They Were Never Supposed To Live This Long
By Matt Stone
At dawn on February 23, 2026, dozens of women rode motorcycles through the streets of Tehran toward the central headquarters of Ali Khamenei.
They were carrying grenades.
They threw them into the compound. They engaged security forces in the streets. They did this knowing the regime had already executed eight of their fellow resistance members that month and was hunting for more.
They did it anyway.
Four Years of This
The world first paid attention in September 2022, when Mahsa Amini, a 22-year-old Kurdish woman, died in the custody of Iran's morality police for wearing her hijab incorrectly. Her death ignited mass protests across Iran. After four months of brutal crackdowns that killed more than 500 people and imprisoned over 19,000, the government forced the movement off the streets.
It did not break it.
The resistance went underground, got organized, and got harder. By January 2026, when mass protests erupted again, fueled by economic collapse on top of four years of accumulated fury, the women leading the resistance were not the same women who had taken off their headscarves in 2022. They were operationally disciplined, connected to a network that had survived everything the regime threw at it, and they were done protesting.
The January 2026 uprising was crushed with a massacre. Tens of thousands killed. The regime executed protesters publicly and kept executing them, a 21-year-old karate champion hanged in April, eight resistance members hanged in a single week in May.
The resistance is now in its 120th consecutive week of organized operations.
Who They Are

Zahra Tabari is 68 years old. She holds a master's degree in Sustainable Energy from a Swedish university. She is an electrical engineer. She was arrested in April 2025 after security forces raided her home. Iran's Revolutionary Court sentenced her to death on charges of armed rebellion.
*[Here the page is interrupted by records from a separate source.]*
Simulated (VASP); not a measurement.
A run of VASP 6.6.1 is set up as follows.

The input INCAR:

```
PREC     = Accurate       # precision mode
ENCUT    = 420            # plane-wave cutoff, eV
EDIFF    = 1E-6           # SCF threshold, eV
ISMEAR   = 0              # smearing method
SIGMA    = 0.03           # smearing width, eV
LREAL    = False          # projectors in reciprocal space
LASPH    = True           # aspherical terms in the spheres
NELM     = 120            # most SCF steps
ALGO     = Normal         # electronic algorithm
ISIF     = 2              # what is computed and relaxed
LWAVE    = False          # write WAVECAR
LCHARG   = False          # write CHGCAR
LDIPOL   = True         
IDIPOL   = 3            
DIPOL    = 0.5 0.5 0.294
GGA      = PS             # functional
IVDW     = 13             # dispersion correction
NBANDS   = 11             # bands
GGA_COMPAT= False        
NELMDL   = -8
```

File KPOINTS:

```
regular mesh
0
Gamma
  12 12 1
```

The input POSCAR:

Mahsa Jalilian was 30 years old. She was killed by direct gunfire from regime security forces while intervening to protect civilians during the January 2026 crackdown.

Shiva Esmaeili and Elaheh Fouladi are political prisoners who witnessed a fellow detainee die under suspicious circumstances at Qarchak Prison. They reported it. The regime sentenced them to additional prison time for insulting the Supreme Leader.
These are not anomalies. They are representative of a generation of Iranian women who looked at everything the regime could do to them and decided the price of staying silent was higher.
What the Regime Is Afraid Of
You can measure a regime's fear by what it executes. Iran is executing electrical engineers in their sixties. It is hanging 21-year-old athletes. It is sentencing women to additional prison time for reporting a death.
That is not the behavior of a government confident in its control. That is a government trying to cauterize a wound that keeps reopening.

A former Mossad official recently confirmed that during the twelve-day war against Iran in June 2025, Israeli intelligence was running an armed operational unit inside Iran with weapons, night vision, and the ability to guide missiles. Trump confirmed in April 2026 that the U.S. had been directly arming Iranian opposition groups during the January protests.
None of that works without a network on the ground willing to receive the arms, take the training, and use them. That network exists. It has existed for four years. And it is disproportionately built and led by women.
Give Them Their Credit
The coverage of Iran has been almost entirely about what the United States and Israel are doing to Iran. Bombs dropped. Sites struck. Negotiations stalled.
That framing erases the people actually fighting this war from the inside, the women who have been in the trenches for four years without air support, without carrier strike groups, without the protection of a uniform or a government that claims them.
I am reminded of the Hellfighters of Harlem because they held their ground in WWI trench warfare--191 days, 1,400 casualties, not one man captured, not one yard surrendered--against an enemy that had broken every other unit it faced. The parallel to the Iranian women's resistance is not tactical. These women are not holding a trench line.
The parallel is in the refusal.
The Hellfighters faced an enemy that believed every man broke eventually. They had the body count to prove it. The Iranian regime has spent four years trying to prove the same thing, that enough executions, enough arrests, enough disappeared daughters will finally extinguish the resistance.
It hasn't.
Over 1,400 days. Still going. Still not broken.
They deserve to be known.
The Women, Life, Freedom movement. Started as a slogan, became an identity, and now it's an army. The women of Iran have shown the world time and time again, that you do. not. fuck with them.
Keep fighting, ladies. The world is behind you.